December 30 2013
With the PGA TOUR set to resume its 2013-14 season the first week of January, PGATOUR.COM is previewing the top 30 players to watch heading into the new year. We'll count down one a day in December until we unveil our No. 1 player to watch on Dec. 30, the Monday of the Hyundai Tournament of Champions.
Check out this preview of No. 1 Tiger Woods and join the discussion below on how you think he'll perform in 2014. Click here for more on the top 30 players to watch in 2014.

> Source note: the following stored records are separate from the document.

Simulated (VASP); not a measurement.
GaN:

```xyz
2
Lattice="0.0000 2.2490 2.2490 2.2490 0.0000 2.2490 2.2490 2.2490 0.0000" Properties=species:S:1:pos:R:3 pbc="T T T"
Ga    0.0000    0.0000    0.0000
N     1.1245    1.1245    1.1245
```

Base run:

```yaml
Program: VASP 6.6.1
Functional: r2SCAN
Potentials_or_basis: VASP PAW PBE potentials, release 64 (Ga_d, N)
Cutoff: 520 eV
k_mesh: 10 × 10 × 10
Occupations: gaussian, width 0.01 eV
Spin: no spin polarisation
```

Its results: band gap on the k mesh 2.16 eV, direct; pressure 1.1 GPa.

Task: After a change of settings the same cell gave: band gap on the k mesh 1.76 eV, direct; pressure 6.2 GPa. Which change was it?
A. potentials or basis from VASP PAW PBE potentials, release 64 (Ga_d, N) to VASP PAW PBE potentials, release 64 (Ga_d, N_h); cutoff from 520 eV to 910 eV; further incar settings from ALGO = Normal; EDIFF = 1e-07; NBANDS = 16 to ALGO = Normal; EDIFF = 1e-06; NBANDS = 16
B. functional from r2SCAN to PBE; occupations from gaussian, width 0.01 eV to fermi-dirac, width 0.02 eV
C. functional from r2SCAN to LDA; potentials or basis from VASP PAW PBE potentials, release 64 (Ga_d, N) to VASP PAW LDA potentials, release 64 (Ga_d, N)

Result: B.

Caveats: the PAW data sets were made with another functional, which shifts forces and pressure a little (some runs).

NO. 1 PLAYER TO WATCH: TIGER WOODS
2014 OUTLOOK: Will he win a major? Will he break Sam Snead's record and become the career leader in wins on the PGA TOUR? Those are two big questions as Tiger Woods prepares for the 2014 season. He's making steady progress in one pursuit but seems to have stalled in the other run at history so the next 10 months should be interesting. Woods will start the year within three wins of Snead's all-time mark of 82 after winning five times on TOUR in 2013. But he has been stubbornly stuck at 14 in his pursuit of Jack Nicklaus' all-time record of major championship wins since 2008. Woods has nine top-10 finishes in the 18 majors he has played since beating Rocco Mediate in that 18-hole playoff at Torrey Pines to win his third U.S. Open. Two of those top-10s came last year -- most notably the tie for fourth at the Masters where Woods saw his third shot at the 15th hole on Friday hit the flagstick and bounce back into the water, then incurred a two-stroke penalty the following morning for taking an incorrect drop. The tie for fourth matched Woods' best at Augusta National since 2008 when he finished second. He also has a solid history at the other three major venues this year. He won the 2000 PGA at Valhalla, this year's host, and the 2006 Open Championship at Royal Liverpool. Woods also tied for third in 1999 and was solo second in 2005, the other two times Pinehurst No. 2 hosted the U.S. Open. -- Helen Ross
THUS FAR THIS SEASON: Woods did not play during the fall portion of the PGA TOUR's 2013-14 wrap-around season. He did, however, tie for third at the Turkish Airlines Open on the European Tour and finished second in the Northwestern Mutual World Challenge that he hosted earlier this month.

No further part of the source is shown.